| I’d take this bet. > With this offer, you can tune your algorithm to my data. One can generate a 1GB file or 10GB file. It is highly likely that there is some form of a repeatable pattern in there to shave off 50-100 bytes by sliding window search. Then the decompressor is essentially - at this index, expand this pattern. The compressed file excludes the range of pattern. One may not always get such a pattern, but on multiple tries it’s very feasible. Payout just needs one win in 50 tries. You could generate a 100GB file. The bigger the file the higher the chance of repeating pattern. The challenge is won if compressed_file + decompressor is less one byte than original file. One could have a self executing decompressor to save some file overhead bytes. |
One argument: if your method worked, then we could compress nearly any file. This violates the pigeonhole principle.

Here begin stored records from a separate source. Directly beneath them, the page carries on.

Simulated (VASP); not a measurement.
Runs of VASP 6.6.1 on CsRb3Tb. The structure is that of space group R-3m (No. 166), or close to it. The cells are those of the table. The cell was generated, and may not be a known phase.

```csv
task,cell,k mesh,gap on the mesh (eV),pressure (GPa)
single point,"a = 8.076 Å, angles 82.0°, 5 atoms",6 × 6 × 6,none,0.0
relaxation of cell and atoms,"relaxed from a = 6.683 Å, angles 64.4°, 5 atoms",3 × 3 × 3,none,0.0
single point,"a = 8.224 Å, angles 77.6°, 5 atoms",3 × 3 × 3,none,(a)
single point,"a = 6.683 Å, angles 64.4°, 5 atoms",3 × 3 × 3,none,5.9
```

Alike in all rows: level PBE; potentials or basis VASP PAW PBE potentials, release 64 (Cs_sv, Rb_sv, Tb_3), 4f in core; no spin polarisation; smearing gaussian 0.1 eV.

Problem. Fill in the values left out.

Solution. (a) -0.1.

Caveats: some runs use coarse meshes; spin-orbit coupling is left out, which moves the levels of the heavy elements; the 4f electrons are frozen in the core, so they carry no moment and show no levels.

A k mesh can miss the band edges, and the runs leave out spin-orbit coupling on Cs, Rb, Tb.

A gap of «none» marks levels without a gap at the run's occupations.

Another example: for a 4GB file you’d need roughly a 4 byte integer to specify where the repeat started and where the second was, for 8 bytes. Then you need a length byte. Now you need a repeated 10+ bytes sequence to make this compress anything. There are 256^10=2^80 possible such 10 bytes sequence sequences, and only ~2^32 of them in a 4 gb file. So the odds of a repeated are around 1 in 2^50.
Tweak methods and estimate as you wish. It fails.